The Spectacular Mid-Year Auction 2018

June 9,2018 | 02:00 PM
G/F Eurovilla 1, Rufino corner Legazpi Street, Legazpi Village, Makati City, Philippines



22 |

Macario Vitalis  (1898–1990)

An American Shoeshine Boy
signed and dated 1942 (lower right)
oil on canvas
35” x 18 1/2” (89 cm x 47 cm)

PHP 800,000

Provenance: Private Collection, Paris

Painting a portrait is a give and take of ideas and emotions, of statements and restatements, of careful questions and poised replies, a debate, perhaps a duel — with thrust and parry — between two personalities. Obviously artist and sitter alike offer unique contributions to the finished work of art. Whenever Vitalis remembers wartime, he feels certain sadness. It was in prison however that he found real admirers.

He once did the backdrop for their revue and drama. One day, the Commandant of the stalag found out that he knew how to paint portraits. From that time on, Vitalis began receiving not only extra packages of food from the Red Cross but also cigars from the Commandant. The war years accentuated the human interest in the works of Macario Vitalis as he engaged in painting portraits during his internment in a German concentration camp in occupied France.

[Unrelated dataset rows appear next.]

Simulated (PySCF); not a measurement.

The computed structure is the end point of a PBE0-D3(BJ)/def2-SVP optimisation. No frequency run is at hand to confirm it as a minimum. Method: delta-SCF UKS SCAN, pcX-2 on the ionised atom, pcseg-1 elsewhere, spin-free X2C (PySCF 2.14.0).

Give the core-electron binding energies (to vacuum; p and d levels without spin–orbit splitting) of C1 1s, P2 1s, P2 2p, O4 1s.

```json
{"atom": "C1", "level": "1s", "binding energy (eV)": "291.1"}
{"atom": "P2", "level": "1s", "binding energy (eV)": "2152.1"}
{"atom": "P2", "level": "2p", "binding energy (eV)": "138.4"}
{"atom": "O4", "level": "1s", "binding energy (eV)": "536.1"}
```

One extant portrait from those years is this work, An American Shoeshine Boy” showing a straightforward and realistic approach to the subject. Was the shoeshine boy among the people whom Vitalis encountered in prison? Was he black? Is the portrait to be a memorial? A stay of mortality? His eye stares at the viewer saying nothing about his circumstances. His candor is cool and detached. The subject seems to be portrayed never to escape identification with his surroundings.

The color of the backdrop, instead of being decoratively beautiful, seems moody, the figurative simple and heavy handed. Yet the picture’s greatness lies in its ability to stir us to think beyond the limits of the subjects visual circumstances. The attraction of a really good “primitive” painting is that the innate creative sensitivity of the artist speaks so directly and purely. Whereas other painters would intensify details, Vitalis eliminates them. The man wears what looks like a black version of the hart of Van Gogh’s “Doctor Gachet”. He felt rather sad when he was finally freed, after becoming used to prison life for years. It was not only because he had befriended most of his jailmates. More than that, where could he find free board except in jail? However, he was able to survive that somehow.